Awakening (book review) Patrick S. Bresnan

An Introduction to the History of Eastern Thought


180220: excellent introductory textbook to an entire tradition of philosophical thought little known in the ‘west’. rather than the core impetus for philosophy being hellenic, familiar names such as plato, aristotle etc, the thought universe begins with indic texts such as vedas, upanishads, bhagavad ghita, leading to flowering of buddhist philosophy. this is introductory, not ‘primary’ texts of great historical vintage, and the five i rate with that in mind. do not ask for details, for full explicit meanings, but follow this as engaging history. this is easy to read, fluid, translations exact, and i suggest that as these philosophies are living it is useful to see how this thought has developed...


i have read some ‘eastern’ philosophy before (160), mostly indic-buddhist (62), and bresnan recounts how it is an outgrowth of what is now called hinduism, a sort of ‘reform’ movement, a new interpretation, of the founding texts, the vedas, of indic civilization. he goes into some geography, history, culture of the areas the vedas arose, and i found this great as that part of the world is mostly unknown to me. i do not know what the current theories are about the arrival of aryans and the indigenous dravidians, only that i might have bought into a eurocentric narrative denigrating the indigenous. at any rate, the vedas are kind of founding myth of aryans and support if not establish all those aspects of hinduism i thought i knew, caste etc...


throughout this tradition, in all thought, there are certain axiomatic assumptions shared by all cultures, but the clearest confusion to the ‘western’ thinker is the ‘why’ motivating philosophy. there is no clear division between religion and philosophy, indeed the ‘why’ is to ‘use’ philosophy for what seems religious ends, that is, to answer the unanswered questions of human existence, which can be seen as dream, illusion, ignorance, from which we must be ‘woken’ or ‘enlightened’. in the ‘west’ the metaphysical conflict is between good and evil, in the ‘east’ it is between ignorance and that form of embedded knowledge we call ‘enlightenment’. all thought examined here is philosophy of how to become so enlightened, whether this is called moksha, nirvana, satori...


there are other shared assumptions, such as reincarnation, though how this works with karma is not much looked at here, but another interesting aspect is that enlightenment is seen as here and now, not after death, however extensive or prolonged the process of becoming so. there is the universal practice of meditation. there is the unrecorded history of oral traditions, which when compiled became the vedas for example, so the hindu practices, still continuing, are very much alive...
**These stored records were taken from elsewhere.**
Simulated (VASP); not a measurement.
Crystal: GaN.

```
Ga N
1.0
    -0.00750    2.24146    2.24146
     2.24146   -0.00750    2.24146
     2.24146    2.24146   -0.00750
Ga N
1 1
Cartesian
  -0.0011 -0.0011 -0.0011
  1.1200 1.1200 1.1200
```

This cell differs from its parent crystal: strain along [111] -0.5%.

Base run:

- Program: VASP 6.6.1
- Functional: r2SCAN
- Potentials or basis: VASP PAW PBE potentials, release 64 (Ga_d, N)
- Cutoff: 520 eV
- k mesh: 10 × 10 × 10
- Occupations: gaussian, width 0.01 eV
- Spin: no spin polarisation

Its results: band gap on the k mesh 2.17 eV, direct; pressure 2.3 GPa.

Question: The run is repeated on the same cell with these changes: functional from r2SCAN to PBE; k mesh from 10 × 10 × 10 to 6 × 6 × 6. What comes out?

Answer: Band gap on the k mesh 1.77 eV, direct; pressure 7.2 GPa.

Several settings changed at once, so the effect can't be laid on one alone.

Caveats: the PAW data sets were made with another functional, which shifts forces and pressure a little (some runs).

buddha (awakened one) [book:The Life of the Buddha: According to the Pali Canon|663516] was himself hindu, of the warrior caste, and operated in such cultural matrix where it was, for example entirely acceptable and even honored to leave the world of usual work, farming, merchant, warrior etc, and dedicate oneself to spiritual concerns. i always found such ‘renouncing’ the world and its pleasures for something i could not name, brave and terrific and wanted to do that myself, but this is not ancient india. so i have satisfied myself by reading about it. then things happen. now i enjoy this text because it affirms all that i have read of various forms of buddhist thought and lives and now know to call this liberation from the pains of the world ‘enlightenment’...


this text progresses from hinduism through buddhism and he gives great outlines of core teachings of the historical buddha: the four noble truths, the eightfold path, and goes on to elaborate how this ‘pali canon’ became extended into the ‘Mahayana’ (middle way) and doctrines such as dependent origination and ‘shunyata’ (emptiness) [book:The Fundamental Wisdom of the Middle Way: Nāgārjuna's Mūlamadhyamakakārikā|1048288]. it is this form of buddhist thought which spreads through the rest of asia from india, merging, changing, evolving with or against indigenous chinese ways of thought from confucianism and daoism into unique forms such as chan (zen in japan), but always remaining true to those core teachings. there is of course religious buddhism but the sort that fascinates me is the philosophical. though no logical system can prove itself, it has seemed to me that buddhism requires the least ‘belief’ from outside, and once given is supremely logical way of living that need not be considered religious. the last buddhist thought (or no-thought) examined here is actually where i first encountered it through art, and this is zen, possibly the most intellectually challenging, paradoxically, for by its nature all intellectual, rational thought is its own block to enlightenment... far better, probably, to begin at the beginning with an introduction like this text...


there are so many books to read and so little time...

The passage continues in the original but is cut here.